Tails, short for “The Amnesic Incognito Live System,” came to the world’s attention last month when the Freedom of the Press Foundation revealed that Edward Snowden used a beta version of the Linux distribution to securely communicate with reporters. Now, the same highly secure distro used by Snowden to leak NSA materials has been released as version 1.0 under an open GPLv3 license.
Tails’ first line of defense against snoopers is the fact that it’s a “live” OS, designed to boot up and run entirely from a USB drive, DVD, or SD card. The distribution is said to leave no trace on the host computer. There’s a long tradition of live Linux distributions dating back over a decade with distros such as Knoppix.
Tails’ second line of defense is that it uses the open source Tor anonymity network for web surfing and communications. Tor has become increasingly popular among journalists, dissidents, privacy advocates, spies, criminals, terrorists, and others who want to keep their online behavior anonymous. Developed by the U.S. Navy, Tor generates a complex network of virtual tunnels to hide IP addresses from prying eyes.
Finally, Tails supplies security tools including OpenPGP encryption, KeePassX password management, LUKS disk encryption, and Off-the-Record (OTR) encrypted chat. These and other applications like the Pidgin IM client and Claws email client, have been tweaked for security, privacy, and anonymity. For example, Firefox is configured with the HTTPS Everywhere extension from the Electronic Frontier Foundation (EFF). A virtual keyboard helps protect against hardware keyloggers.
Tails also ships with basic productivity tools such as Audacity, GIMP, and OpenOffice. Yet, as Wired recently noted, Tails is not intended as an everyday OS. “That’s because over the course of day-to-day use, you’re likely to use one service or another that could be linked with your identity, blowing your cover entirely,” says the story.
Tails has been five years and 36 stable releases in the making, if you include the Amnesia distro it evolved from. Both Amnesia and Incognito, the Debian distro Amnesia was based on, have been merged into Tails.
More anonymous open source Linux projects
Although Tails is a fairly transparent open source project, its inventors are keeping incognito, much like Bitcoin. While this has led to suggestions that Tails could be a secret NSA plot, Wired points to Snowden’s support of the project, as well as one Snowden leak that reveals an NSA slide deck complaining about Tails. In addition, the open source nature of the OS means that it should be more difficult to hide backdoor code.

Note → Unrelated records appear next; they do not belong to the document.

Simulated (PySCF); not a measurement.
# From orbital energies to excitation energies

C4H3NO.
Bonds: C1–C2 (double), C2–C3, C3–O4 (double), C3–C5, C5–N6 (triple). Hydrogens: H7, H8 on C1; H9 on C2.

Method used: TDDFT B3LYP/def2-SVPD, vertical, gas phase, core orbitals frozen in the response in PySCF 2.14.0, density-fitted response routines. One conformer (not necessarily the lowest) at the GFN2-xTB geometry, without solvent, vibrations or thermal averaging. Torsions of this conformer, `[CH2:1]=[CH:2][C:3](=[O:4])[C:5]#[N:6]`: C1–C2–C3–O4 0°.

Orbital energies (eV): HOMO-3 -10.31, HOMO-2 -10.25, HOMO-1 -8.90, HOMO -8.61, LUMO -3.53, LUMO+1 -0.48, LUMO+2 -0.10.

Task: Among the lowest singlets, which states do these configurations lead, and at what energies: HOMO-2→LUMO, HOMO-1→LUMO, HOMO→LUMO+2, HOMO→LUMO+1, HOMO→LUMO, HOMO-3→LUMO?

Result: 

Indeed, there have been a growing number of open source projects for anonymous computing that have launched or gained more attention since Snowden’s leaks about the NSA’s extensive cyber-spying. Open source anonymity projects include the Citizen Web Project’s Arch Linux based ArkOS distro, initially available on the Raspberry Pi. There’s also a non-profit LEAP Encryption Access Project that offers a Linux-compatible, secure client called Bitmask.
Runners-up for the Access 2014 Endpoint Security Prize, which was won by Tails, includes Open Whisper Systems, which offers GPLv3-licensed tools for Android, including its RedPhone end-to-end voice encryption application. Another runner-up is the desktop-oriented Qubes OS distribution, based on Linux, Xen, and X Window.
Tails’ website points to a number of related projects, including the Debian-based Whonix distro, which incorporates Tor as well as an isolated secure workspace. Tails also lists live Linux distributions like Freepto and JonDo Live-CD/DVD, as well as a distro called IprediaOS, which offers encrypted and anonymized messaging tools for the desktop.
Tails also lists a military-focused Lightweight Portable Security Linux thin client that appears more concerned with protecting the DoD from cyber-terrorism than homegrown NSA snooping. Even the Chinese government is looking to Linux to protect itself from unwarranted snooping. The government-linked Chinese Academy of Sciences is reported to be working on a secure, Linux-based OS called China Operating System (COS) to protect China from NSA snoops.
On the hardware side, Pogoplug has launched a $49, Linux-based Safeplug router peripheral that runs all communications over Tor. One of the higher profile, but not quite so open source, hardware efforts is SGP Technologies’ Blackphone. This smartphone collaboration between Firefox OS phone vendor Geeksphone and Silent Circle, a cryptography firm that includes PGP creator Phil Zimmermann, offers anonymization via a VPN, as well as encrypted applications like Silent Mail secure email.
Earlier this week, SGP released specs for the Blackphone, which will ship in June for $629. The unlocked, 4.7-inch GSM smartphone runs a homegrown, Android-based OS called PrivatOS on Nvidia’s new quad-core Tegra 4i processor.
One problem with most of this Paranoiaware is that it tends to be difficult to set up and use on a regular basis, thereby effectively limiting encrypted communications to other technologically adept, privacy-minded folks. On a practical level, this likely means running two different distributions, or at least using separate processes for conducting communications.
While many of your friends or family members may refuse to encrypt, terrorists and criminals will be highly motivated to spend the time and effort. It’s not a small price we pay for online privacy, but considering the potential for abuse, or even totalitarian control, that could occur when corporations and governments spy on citizens, it seems worth paying.
More information and links to downloads may be found at the Tails website. The project needs donations and volunteers.